Prairie View

Friday, November 30, 2012

Image Envy

I've been poking around on a stunning site mostly filled with more than 5,000 bird photographs taken by three men, Bob Gress, Jud Patterson, and David Seibel.  Gress and Seibel have collaborated with others in writing a recent book on Birds of Kansas, and the old Audubon photo field guide pales in comparison to this work.  See for yourself at the Birds in Focus website.  It's not important, I'm sure, but I note that all of these men look like the kind of people I might like to know.  One of them has a PhD from KU in ornithology.

On the site, be sure to do a search for any bird that you're fairly familiar with, and you'll quickly see that these pictures give detail more clearly than would be possible even if you could sneak up as close as possible to get an in-the-flesh perspective.

Last summer, on July 2, when I took my niece and nephews to Quivira to see the previously-unheard-of-in- Kansas Red-necked stint, several people with telescopes and telescopic camera lenses were there at the same time.  Those of us with modest equipment got a chance to see the bird when they offered access to their equipment.  We're still laughing about the fact that I almost walked off with someone else's expensive binoculars around my neck.  The owner pursued and caught up with me just before I got into the vehicle to go home.  It was a typical absent-minded stunt on my part.

The Red-necked stint image on the Birds in Focus (BIF) site was captured on July 2, the same day we saw it.  I began to wonder if these men were among the birders and photographers we saw at Quivira.  Joseph says no.  He knew the names of the ones who were there because of encountering them on the Kansas birding forums he and they hang out on.

You can see a picture of the Red-necked stint here.  Be sure to click on the small pictures to see a larger version with accompanying data.  Also, if the account of our birding trip to Quivira on July 2 interests you, you can read about that here.  (Check immediately below this post after you click on the link.)

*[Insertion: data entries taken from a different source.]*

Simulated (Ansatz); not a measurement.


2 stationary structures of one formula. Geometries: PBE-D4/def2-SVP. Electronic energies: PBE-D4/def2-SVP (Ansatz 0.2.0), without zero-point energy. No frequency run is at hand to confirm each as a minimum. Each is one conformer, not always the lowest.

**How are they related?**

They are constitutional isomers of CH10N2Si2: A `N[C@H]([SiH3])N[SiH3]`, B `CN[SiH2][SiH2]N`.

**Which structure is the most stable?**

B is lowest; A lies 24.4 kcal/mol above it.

I'm sure that I don't have enough years and money left to accomplish nature photography like that on the BIF site, but maybe I can manage to buy a better binoculars to compensate for my compromised eyesight, and maybe I can get that Birds of Kansas book.  On the Brewer's Blackbird page, Hiromi's and my name appear as the only people in Kansas who ever reported seeing that bird.  The listing for that marvelous book on Amazon is here.  I've looked at Lowell's family's book and salivated over it, but so far, it's just on my Amazon wish list.